Can we define a relatively general purpose image representation which would serve as the syntax for diverse needs of image understanding? What makes good image syntax? How do we evaluate it? In this talk, we present partial answers to these and related questions. The syntax we present is called Connected Segmentation Tree (CST), defined in terms of image regions, or segments. It captures the recursive embedding of all regions, their geometric and photometric properties, and their spatial layout. We describe the derivation of CST from images. We discuss its invariance to changes in imaging conditions (e.g., lighting, scale, orientation), and its ability to isolate and simplify inference of semantics, as would be expected from any syntax. We present our evaluation of CST through its performance on the following basic recognition problems.
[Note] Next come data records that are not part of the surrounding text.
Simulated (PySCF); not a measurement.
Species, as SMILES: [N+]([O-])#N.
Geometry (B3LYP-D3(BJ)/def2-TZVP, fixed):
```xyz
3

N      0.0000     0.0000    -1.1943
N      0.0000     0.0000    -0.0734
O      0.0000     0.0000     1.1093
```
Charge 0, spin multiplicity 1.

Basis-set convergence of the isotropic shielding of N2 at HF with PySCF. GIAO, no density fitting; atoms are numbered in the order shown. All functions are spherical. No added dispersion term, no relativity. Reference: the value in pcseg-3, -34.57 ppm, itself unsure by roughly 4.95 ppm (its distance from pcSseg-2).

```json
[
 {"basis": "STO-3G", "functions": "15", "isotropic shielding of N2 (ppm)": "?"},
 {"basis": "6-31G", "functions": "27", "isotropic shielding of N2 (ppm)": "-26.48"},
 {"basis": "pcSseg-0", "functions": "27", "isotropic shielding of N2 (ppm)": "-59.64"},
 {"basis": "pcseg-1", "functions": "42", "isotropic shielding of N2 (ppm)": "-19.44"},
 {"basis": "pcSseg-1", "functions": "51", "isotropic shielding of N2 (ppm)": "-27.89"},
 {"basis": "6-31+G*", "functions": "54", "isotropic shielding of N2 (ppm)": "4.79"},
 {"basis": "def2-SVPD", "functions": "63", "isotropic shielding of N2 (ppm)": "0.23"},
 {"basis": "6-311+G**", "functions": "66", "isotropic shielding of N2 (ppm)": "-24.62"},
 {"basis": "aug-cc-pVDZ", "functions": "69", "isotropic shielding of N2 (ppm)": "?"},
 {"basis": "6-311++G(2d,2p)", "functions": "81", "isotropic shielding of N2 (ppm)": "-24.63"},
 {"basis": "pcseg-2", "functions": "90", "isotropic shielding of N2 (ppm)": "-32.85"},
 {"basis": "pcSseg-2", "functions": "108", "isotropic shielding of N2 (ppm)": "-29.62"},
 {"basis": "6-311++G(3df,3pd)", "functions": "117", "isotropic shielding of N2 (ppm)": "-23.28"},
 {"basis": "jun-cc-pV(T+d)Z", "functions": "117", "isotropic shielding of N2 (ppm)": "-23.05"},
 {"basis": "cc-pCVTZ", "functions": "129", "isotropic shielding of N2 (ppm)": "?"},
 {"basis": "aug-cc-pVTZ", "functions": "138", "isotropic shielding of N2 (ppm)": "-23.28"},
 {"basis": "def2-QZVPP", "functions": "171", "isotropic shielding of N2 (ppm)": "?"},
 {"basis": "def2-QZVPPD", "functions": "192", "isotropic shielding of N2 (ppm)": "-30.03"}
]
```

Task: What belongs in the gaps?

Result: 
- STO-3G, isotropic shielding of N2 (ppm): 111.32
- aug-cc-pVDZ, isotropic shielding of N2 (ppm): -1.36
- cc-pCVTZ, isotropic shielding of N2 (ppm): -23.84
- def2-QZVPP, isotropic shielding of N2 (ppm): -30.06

As the first problem, we wish to discover a priori unknown themes that may characterize a given, random or strategically chosen, set of images. If objects from a certain categories occur frequently in the set, we say that the categories constitute the theme. No specific categories are specified by the user; indeed, they are not even known to the user a priori. Whether, how many, or where instances of any categories appear in a specific image is also not known. To this end, we develop answers to the following basic questions. What is an object category? If, and to what extent, is human supervision necessary to communicate the nature of categories to a computer vision system? What properties should be used to define a good category representation? We define an object category as consisting of (2D) subimages that have similar photometric, geometric and topological properties. We pose the following subproblems: (1) Discovering whether any categories occur in the image set. (2) Building a compact model that captures the intrinsic nature of the categories. (3) Learning the relationships among the different categories, thus building a taxonomy of all discovered categories. (4) Using the learned taxonomy to recognize all occurrences of all categories in previously unseen images. (5) Segmenting each occurrence. (6) Explaining and articulating the reasons for recognition. We present solutions to (1-6) that are almost completely unsupervised.
The general nature of (1-6) helps extend their solutions to detecting themes of other kinds. As the second problem, we present one such extension, that of identifying and extracting stochastically repeating parts of visual textures, commonly called texture elements. We evaluate the performance of CST here through the quality of detected elements in real-world textures.